An older woman with bright red hair twirls in the center of the frame. She wears a purple gown with matching elbow length gloves. She is seen fro, below, with a cloudy sky behind her.Joe Gallo, Tempest Storm, circa 2003/2005Credit: Joe Gallo

When I asked Joe Gallo how long he’s been making art, he asked me how far I’d like for him to go. “That goes pretty far back,” he said. 

Gallo was ten years old when he asked his uncle if he could borrow his camera. He never gave it back. 

From there, Gallo’s journey with self-taught photography grew. He liked the immediacy of the medium and having a different approach to making an image than, say, drawing or painting. 

Throughout his art career, he worked in advertising, design, and broadcast television, but he never stopped taking photographs. 

For his personal portfolio, his exploration of certain subjects led him to Cherish, a burlesque dancer who he remembers owned a bookstore in Logan Square and performed with an eight-foot python snake at the Beat Kitchen. 

Gallo’s original intention was to create a portrait series of carnival burlesque dancers. But soon he was wrapped into Cherish’s world and began to document performers across Chicago. By networking with the dancers, he learned about the Miss Exotic World Museum, located in Helendale, California, on a former chicken ranch in the middle of the Mojave Desert. 

Once a year, the museum hosted the Miss Exotic World Pageant, a three-day festival with workshops, dance classes, costume-making classes, and performances. 

Situated between Las Vegas and Los Angeles, in the hot 100-degree sun, it was a perfect middle ground for performers to meet up and dance. It would end up growing as a pilgrimage for burlesque dancers, where performers would take the stage well into their mature age.

Gallo photographed the performers with a more behind-the-scenes look—when they are reapplying makeup, or mid-twirl, or walking back toward their car with a suitcase. 

You can see these photographs at the Epiphany Center for the Arts in the West Loop, a former west-side church where the Black Panther operated its Free Breakfast for Children program and where Fred Hampton held his last meeting. Now it’s an events venue with free music, several galleries, and happy hour specials. The Center has been revitalized, featuring a saints and sinners theme throughout the space that invites the taboo and the sacred. 

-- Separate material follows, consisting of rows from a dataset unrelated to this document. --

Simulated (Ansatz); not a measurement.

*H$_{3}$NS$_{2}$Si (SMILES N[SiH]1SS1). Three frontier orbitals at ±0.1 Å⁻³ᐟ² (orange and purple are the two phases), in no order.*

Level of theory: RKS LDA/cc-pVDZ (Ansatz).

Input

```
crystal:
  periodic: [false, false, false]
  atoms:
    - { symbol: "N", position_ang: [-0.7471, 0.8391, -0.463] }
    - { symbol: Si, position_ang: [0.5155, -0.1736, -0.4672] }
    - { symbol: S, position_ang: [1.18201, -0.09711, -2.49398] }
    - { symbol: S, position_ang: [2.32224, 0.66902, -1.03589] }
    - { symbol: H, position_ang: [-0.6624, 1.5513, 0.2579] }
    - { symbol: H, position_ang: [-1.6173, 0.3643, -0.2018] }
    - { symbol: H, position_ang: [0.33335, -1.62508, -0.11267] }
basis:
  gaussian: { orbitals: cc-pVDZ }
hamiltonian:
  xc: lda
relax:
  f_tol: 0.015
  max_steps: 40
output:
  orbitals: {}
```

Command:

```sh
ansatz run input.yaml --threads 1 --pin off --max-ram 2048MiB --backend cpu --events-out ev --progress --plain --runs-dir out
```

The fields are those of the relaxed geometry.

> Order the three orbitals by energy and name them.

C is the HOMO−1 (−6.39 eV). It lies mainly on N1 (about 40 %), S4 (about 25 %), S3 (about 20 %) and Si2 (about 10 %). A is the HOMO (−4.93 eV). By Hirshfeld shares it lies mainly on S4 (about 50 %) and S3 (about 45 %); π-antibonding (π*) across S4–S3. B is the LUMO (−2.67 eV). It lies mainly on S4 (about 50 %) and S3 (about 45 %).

In conjunction with Gallo’s exhibition is Marilyn Artus’s “Burlesque Diva Dia Muertos”; Artus is a former burlesque promoter. She created sculptural skulls that are situated beneath Gallo’s photos and feature the names of the patron saints of burlesque, like Dixie Evans—the ringleader of Miss Exotic World—and Dorian Dennis, aka Double D. 

Both exhibitions highlight the memory of the women, a resting place where they are forever dancing.

The photographs themselves are like film stills. You aren’t sure what year it is or the location, you just know it’s dusty and hot, and there are a lot of sequins involved. 

Many of the images have characters walking out of the frame, appearing off-center or gazing down toward the photographer. Sparkles features a performer onstage with her backside turned toward us, adorned with a glittery G-string. A photographer stands in front of Gallo with a flash attached to their camera—the scene seems like a scrabble for the perfect shot. 

A curvy burlesque dancer stands to the right, partially out of the frame. A large yellow fan is held in front of their body. Behind them is a white fence with star cutouts on it, and a large semicircle sign, also partially out of frame, which reads World.
The annual Miss Exotic World Pageant was a three-day festival with workshops, costume-making classes, and performances.
Credit: Joe Gallo

This sense of movement is present in many of the images, much like the sexy, savvy dance moves that the performers encapsulated. However, when I asked Gallo what the atmosphere was like, he said most participants were quiet. There wasn’t any hooting or hollering; there was a sense of respect for the art. “I mean, it wasn’t the opera, everybody would applaud, but it wasn’t gawking. It was really kind of a nice time,” Gallo said. 

The crowd was mostly dancers themselves and mostly women. Since many older women were there, and they “still had all the moves,” as Gallo explained, the younger dancers were able to learn alongside the legends of their craft.

When Gallo began taking photos of burlesque, the art form was going through a revival. When he made his way to Miss Exotic World, the event had been going on for a decade. He attended in 2003, where he described a stage surrounding a swimming pool. By 2005, he said the crowd was really growing as burlesque became more popular. 

“It was the Burning Man of burlesque,” he said. “I realized, ‘Wow, this is an old art form. This is really important.’”

Judges were the winners from the last pageant and gave each winner a plastic trophy, an honorable prize since it was bestowed in the presence of the art form’s legends. 

Tempest Storm is one of the superstar subjects in the exhibition; known as the “Queen of Exotic Dancers,” she was popular in the 50s, 60s, and 70s. She had a difficult early life and was married at 15. One day, after six months of marriage, the Georgia girl decided to leave for Hollywood to start her career.

Although she retired in 1995, she would go on to participate in Miss Exotic World until 2010, and Gallo was lucky enough to photograph her. The movement in this photograph, in particular, is alluring and swanky. Her flaming red hair and purple outfit elicit elegance with the desert sky behind her. She just oozes the word “legendary.” Without even knowing who she is, you know this isn’t her first rodeo. 

After 2005, Miss Exotic World built an additional stage, began maintaining archives in the actual museum, and created a legacy for the festival. 

The women in the photographs are saints in their own right, paving a path for future burlesque dancers and the eventual permanent location of Miss Exotic World, now in Las Vegas (where you can see Storm’s G-strings on display).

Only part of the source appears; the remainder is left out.